Internationally acclaimed sculptor Neil Dawson is widely acknowledged as one of New Zealand’s leading and most prominent sculptors. Dawson’s inventive sculptures defy convention and challenge our perception of space, volume, weight and movement. In exploring the interplay between reality and illusion, the invariable and the unexpected, Dawson’s work offers a multitude of perspectives which are tantalisingly revealed as the viewer moves around and in front of each work. In his latest series Deck, Dawson has scaled-up and manipulated the form of a playing card. Each is “cunningly cut and bent into ornate shapes – balancing positive and negative, recession and projection...with typical Dawsoneque playfulness. As he often does, Dawson takes something recognisable and relatively mundane, and manipulates it in terms of material and scale until it becomes something almost architectural. Each is a variation on a theme, exploring the possibilities of making a two-dimensional form take up three-dimensional space with just folding and cutting in a pure economy of material. They are exquisite”. (1)

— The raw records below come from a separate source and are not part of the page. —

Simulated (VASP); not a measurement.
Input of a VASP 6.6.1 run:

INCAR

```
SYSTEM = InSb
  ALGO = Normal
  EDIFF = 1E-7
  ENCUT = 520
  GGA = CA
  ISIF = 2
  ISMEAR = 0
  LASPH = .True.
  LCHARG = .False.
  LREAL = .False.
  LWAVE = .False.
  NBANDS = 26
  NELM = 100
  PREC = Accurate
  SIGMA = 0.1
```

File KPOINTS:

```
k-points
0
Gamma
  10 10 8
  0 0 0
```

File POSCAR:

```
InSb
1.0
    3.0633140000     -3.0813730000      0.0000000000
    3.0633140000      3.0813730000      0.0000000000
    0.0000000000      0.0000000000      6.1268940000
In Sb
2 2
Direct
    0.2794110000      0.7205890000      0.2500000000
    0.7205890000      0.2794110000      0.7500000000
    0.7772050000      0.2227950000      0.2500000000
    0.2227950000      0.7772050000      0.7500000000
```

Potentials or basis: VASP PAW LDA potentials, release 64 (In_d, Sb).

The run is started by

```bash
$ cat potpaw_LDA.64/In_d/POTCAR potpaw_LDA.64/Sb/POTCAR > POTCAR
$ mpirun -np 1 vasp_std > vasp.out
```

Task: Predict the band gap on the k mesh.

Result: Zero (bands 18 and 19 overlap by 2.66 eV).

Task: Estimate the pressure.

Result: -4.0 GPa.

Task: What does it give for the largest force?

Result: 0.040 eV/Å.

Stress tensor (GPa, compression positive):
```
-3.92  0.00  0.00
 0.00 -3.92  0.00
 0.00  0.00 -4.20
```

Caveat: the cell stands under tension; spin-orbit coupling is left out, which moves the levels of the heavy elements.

Mike Petre’s Field Study series has attained an iconic status. The result of the artists’ ongoing exploration into themes and concepts surrounding the New Zealand rural environment, Petre’s highly recognisable large scale portrayals of cattle are intensely striking compositions of rhythmic, gestural planes of dripping black paint upon a stark pale canvas. These are paintings of illusion where elements of abstraction and realism intertwine.
Callum Arnold has risen to national prominence quickly and this is undoubtedly due to his emerging with a fully formed visual language entirely his own and array of painterly skills other artists remark on. Arnold reveals an inhabited, worked landscape marked by the divisions of fence lines, gates, and telegraph poles. The landscape is intersected, dissected and recomposed creating an intrigue of multiple images and perspectives. In every painting there is a journey in progress. The viewer anticipates change is imminent yet each painting undeniably “exudes a sense of tranquillity of time stilled, a dream frozen”. (2)
1. Andrew Paul Wood, “Not just a pack of cards,” The Press, May 20 2009.
2. Warwick Brown, Seen This Century: 100 New Zealand Contemporary Artists, RHNZ Godwit, 2009.